Valid reason – s.387(a)
[49] In considering whether a dismissal was harsh, unjust or unreasonable, the Commission must take into account whether there was a valid reason for the dismissal related to the person’s capacity or conduct (including its effect on the safety and welfare of other employees). 78 The reason must be ‘sound, defensible or well founded’79 and should not be ‘capricious, fanciful, spiteful or prejudiced’. 80
[50] The Respondent submits that the text messages sent by Mr Bartolo on 7 and 8 April 2016 are so offensive as to justify termination and that they displayed a failure by Mr Bartolo to treat Ms Harbie with dignity, courtesy and respect. Further, the Respondent seeks to characterise the series of text messages sent by Mr Bartolo on 7 and 8 April 2016 as a repeat of the conduct referred in the warning letter dated 12 October 2015, warranting termination of Mr Bartolo’s employment.
[51] Ms Harbie gave evidence that there were a number of other incidents which preceded the text messages of 7 and 8 April 2017. One incident in particular which involved Ms Harbie and Mr Bartolo led to an official warning letter dated 12 October 2015.
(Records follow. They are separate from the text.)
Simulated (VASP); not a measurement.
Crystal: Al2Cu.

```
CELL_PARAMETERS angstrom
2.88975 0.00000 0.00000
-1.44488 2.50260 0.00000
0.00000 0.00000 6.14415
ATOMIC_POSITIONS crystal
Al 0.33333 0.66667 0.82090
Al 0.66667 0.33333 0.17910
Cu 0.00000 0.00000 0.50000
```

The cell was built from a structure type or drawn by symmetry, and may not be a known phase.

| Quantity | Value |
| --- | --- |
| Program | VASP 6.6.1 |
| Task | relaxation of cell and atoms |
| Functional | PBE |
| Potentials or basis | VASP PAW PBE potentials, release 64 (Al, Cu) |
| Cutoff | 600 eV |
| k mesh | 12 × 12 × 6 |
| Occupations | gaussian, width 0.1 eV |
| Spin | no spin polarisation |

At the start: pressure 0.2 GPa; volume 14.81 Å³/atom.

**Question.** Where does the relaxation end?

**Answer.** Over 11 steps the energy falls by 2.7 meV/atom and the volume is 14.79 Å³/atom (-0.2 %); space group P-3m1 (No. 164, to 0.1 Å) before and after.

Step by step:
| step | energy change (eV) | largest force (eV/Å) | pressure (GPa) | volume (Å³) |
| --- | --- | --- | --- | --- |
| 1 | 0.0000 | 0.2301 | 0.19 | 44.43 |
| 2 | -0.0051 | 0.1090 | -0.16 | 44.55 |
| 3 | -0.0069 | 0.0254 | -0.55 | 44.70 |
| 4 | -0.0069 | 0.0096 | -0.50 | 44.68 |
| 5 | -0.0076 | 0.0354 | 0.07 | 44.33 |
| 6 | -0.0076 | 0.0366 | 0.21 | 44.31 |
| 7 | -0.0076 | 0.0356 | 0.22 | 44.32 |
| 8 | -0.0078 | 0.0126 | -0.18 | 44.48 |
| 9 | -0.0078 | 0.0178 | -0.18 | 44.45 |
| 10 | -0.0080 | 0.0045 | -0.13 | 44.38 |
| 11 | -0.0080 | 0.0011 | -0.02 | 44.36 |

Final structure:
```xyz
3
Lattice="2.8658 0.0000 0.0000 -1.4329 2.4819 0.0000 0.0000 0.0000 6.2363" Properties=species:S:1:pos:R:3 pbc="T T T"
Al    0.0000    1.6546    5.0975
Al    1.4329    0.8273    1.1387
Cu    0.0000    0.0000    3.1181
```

Incident of 12 October 2015
[52] In a meeting of 12 October 2015 attended by administrative staff, Mr Bartolo and Ms Harbie, there was a heated exchange between Ms Harbie and Mr Bartolo which resulted in a written warning concerning Mr Bartolo’s conduct. 81 The written warning stated as follows:
‘Based on your behaviour in our Boardroom this morning which was heard by a good number of our staff I advise you that all Employees and Directors should be treated with dignity, courtesy and respect at all times and you have failed to do so today. Any further instances of this behaviour will lead to your termination.’ 82
[53] The circumstances that led to the written warning are in dispute between the parties. Ms Harbie, in her written statement, contends that Mr Bartolo became irate and began yelling and screaming at her. Mr Bartolo denies that he yelled and became irate, stating that he raised his voice as the ‘general meeting was at that level’. During the course of her oral evidence, Ms Harbie alleged that Mr Bartolo threw cake samples on the ground after the meeting and this was the reason for the first and final warning, contrary to the reasons provided in her witness statement. 83
[54] In addition to the 12 October 2015 incident, Ms Harbie gives evidence of two other occasions where she says Mr Bartolo ‘displayed unstable tendencies’. First, that on 28 January 2015 in relation to a speeding infringement notice the Applicant yelled and abused her in the main office before all of the staff. Second, that on 11 March 2016 in relation to a mobile phone infringement notice the Applicant was absolutely livid, yelled and abused her, crumpled the mobile phone infringement notice and threw it at her and that he said that it was not worth the effort. During her oral evidence Ms Harbie concedes that the reference to March 2016 as the date of the mobile phone infringement may have been a ‘typing mistake’.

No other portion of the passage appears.